Each night he stops to watch

He counts the seconds of his gaze

 

As a boy counts the pages left

In a book he’d like never to end

 

As if a charm or heirloom

He carries with him daily his death

 

Half a world away bees

Build a hive in a lion carcass

 

On the sidewalk home he hears

A tapping he cannot place

 

Perhaps a metronome

Perhaps chalk on a blackboard

 

As someone stalls solving for x

 

 

 

© by Eric Pankey.  Printed by permission of the author.

 

 

 

Eric Pankey is the author of eight collections of poetry, most recently, The Pear as One Example: New and Selected Poems 1984-2008, available from Copper Canyon Press. A new collection of poems, Dissolve, is forthcoming from Milkweed Editions in 2013. He is currently the Heritage Chair in Writing at George Mason University, where he teaches in the Master of Fine Arts Program.

 

Arts & Academe‘s poetry editor, Lisa Russ Spaar, notes:  In Lyric Time: Dickinson and the Limits of Genre, Sharon Cameron relates the project of the lyric poem to the story of the Fall from grace—to the awakening of human desire, trespass, and expulsion from symbiotic Paradise (where words were not needed, every need being already known and met) into the realm of banishment, hunger, and mortality:  “To transgress the limit,” she writes, “is to gain knowledge and death.  Transgression displaces presence whether by knowledge or its designate language.  True, Adam named the animals before the fall, but he had no real use for those names until after it.  The desire for knowledge is, one might say, the desire for the possession of one’s own center, the desire to know the presence around which existence circles; knowledge, in its turn, puts desire at the center of existence:  death is the consequence exacted for this radical displacement. . . .  Man knows death through the primacy of language—the symbol of being’s separation from itself.”

One might argue that the birth of a discreet self—of an “I”—is commensurate with this “first” banishment, and that language is implicated intimately in the experience, particularly the language of the lyric poem.  The critic Roman Jakobsen asserts that “lyric poetry speaks for the first person, in the present tense—a present toward which lyric always impels any past or future events.” As David Baker puts it in his rich compendium of essays on the lyric, Radiant Lyre, “If a lyric poem is a song of oneself, what is that self?  … The self exists.  It is a vexed, changing, elusive, and fictive—a linguistic—construct. But linguistic constructs are real. We make the world when we say it, and it’s the only world we have.”
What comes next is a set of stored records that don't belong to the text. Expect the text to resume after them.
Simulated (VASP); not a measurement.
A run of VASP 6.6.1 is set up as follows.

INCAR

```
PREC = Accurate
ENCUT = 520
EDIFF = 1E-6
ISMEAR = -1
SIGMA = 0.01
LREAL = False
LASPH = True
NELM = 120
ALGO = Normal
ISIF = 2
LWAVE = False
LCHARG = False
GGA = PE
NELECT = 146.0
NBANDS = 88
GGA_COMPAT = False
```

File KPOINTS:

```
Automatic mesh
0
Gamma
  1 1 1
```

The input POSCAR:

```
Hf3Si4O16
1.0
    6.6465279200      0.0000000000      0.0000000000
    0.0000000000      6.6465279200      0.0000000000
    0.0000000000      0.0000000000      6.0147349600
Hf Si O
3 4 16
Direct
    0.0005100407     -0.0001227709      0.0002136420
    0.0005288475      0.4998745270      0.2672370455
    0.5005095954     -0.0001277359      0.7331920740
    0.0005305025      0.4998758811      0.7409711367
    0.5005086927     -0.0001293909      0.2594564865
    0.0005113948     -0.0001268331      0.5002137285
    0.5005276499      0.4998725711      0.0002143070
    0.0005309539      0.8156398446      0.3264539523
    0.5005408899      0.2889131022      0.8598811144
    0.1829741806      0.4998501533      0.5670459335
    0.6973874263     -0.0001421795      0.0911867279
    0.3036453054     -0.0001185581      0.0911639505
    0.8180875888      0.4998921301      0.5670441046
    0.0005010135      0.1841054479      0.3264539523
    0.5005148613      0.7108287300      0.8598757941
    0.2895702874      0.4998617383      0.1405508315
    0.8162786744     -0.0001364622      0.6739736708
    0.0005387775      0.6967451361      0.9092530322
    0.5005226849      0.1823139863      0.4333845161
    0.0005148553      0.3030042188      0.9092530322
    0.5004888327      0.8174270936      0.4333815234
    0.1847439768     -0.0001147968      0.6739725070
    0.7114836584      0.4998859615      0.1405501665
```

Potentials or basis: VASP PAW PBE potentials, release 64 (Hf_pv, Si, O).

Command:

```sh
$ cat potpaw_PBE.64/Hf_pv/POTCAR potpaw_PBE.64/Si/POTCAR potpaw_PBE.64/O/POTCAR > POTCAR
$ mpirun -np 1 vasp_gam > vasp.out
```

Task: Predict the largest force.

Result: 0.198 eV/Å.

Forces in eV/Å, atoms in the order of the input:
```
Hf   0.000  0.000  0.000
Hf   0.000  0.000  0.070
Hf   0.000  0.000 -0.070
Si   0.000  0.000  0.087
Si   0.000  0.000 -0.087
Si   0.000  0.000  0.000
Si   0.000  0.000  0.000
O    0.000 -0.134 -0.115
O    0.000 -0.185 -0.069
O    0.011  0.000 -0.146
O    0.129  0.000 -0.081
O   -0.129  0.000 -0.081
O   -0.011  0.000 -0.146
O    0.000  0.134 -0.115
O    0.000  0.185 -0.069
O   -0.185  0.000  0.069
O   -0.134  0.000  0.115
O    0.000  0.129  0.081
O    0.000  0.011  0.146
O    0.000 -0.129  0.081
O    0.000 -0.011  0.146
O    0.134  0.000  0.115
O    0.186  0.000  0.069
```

Each of us, then, has a moment, perhaps many moments, when we are “first” a person, sharing something akin to Adam and Eve’s thrilling, bewildering, terrifying moments of original consciousness and separateness. We realize that we are not our mothers, that we are separate beings who must learn to use language to get what we need and to attempt to recover or rediscover some of the wholeness from which we have been banished. The homes or relationships we thought secure crumble, the touchstones of our lives disappear, a bodily illness or natural disaster or struggle with our work or ourselves forces us to confront ourselves anew. In distinct ways, Eric Pankey’s “The Problem with the First Person” and “Beneath Venus” address the construct of the self in the lyric poem:  its crucial paradoxes of claustral, essential solitude and implacable desire.

From line one of “The Problem with the First Person,” the reader encounters a self struggling with its own invention—specifically with its invention in language.  The “ragtag space” the narrator, the “I,” confronts must, on the one hand, be the page, the nada altered by the word, the signifying “I”—but it’s an elusive self, who the moment it pronounces itself an “I”  inhabiting and moving through time is already altered by the loss of that prior self to the spoken “now”—the speaker is not the self he was when the poem began, or even a syllable past. This is the lyric predicament, or one of them. As Cameron writes, “In a search instigated by longing, language is by definition a back-tracking through the space left in the wake of presence, in the hopes that it might rediscover its source.  … Presence is a memory or a hallucination or a dream, a pure alterity . … It is a memory of a past before language and before the need for language, of that flickering beginning where fulfillment seemed, illusorily, to precede desire.”

Pankey means for us, I think, to feel in his lyric pronoun the specter of the banished Adam, expelled from Eden and now mortal, “muddled by time” in the wake of seductive “serpentine” powers:

 

Each I I add to the addendum, to the slippery,

Serpentine thens equals, for now, the now.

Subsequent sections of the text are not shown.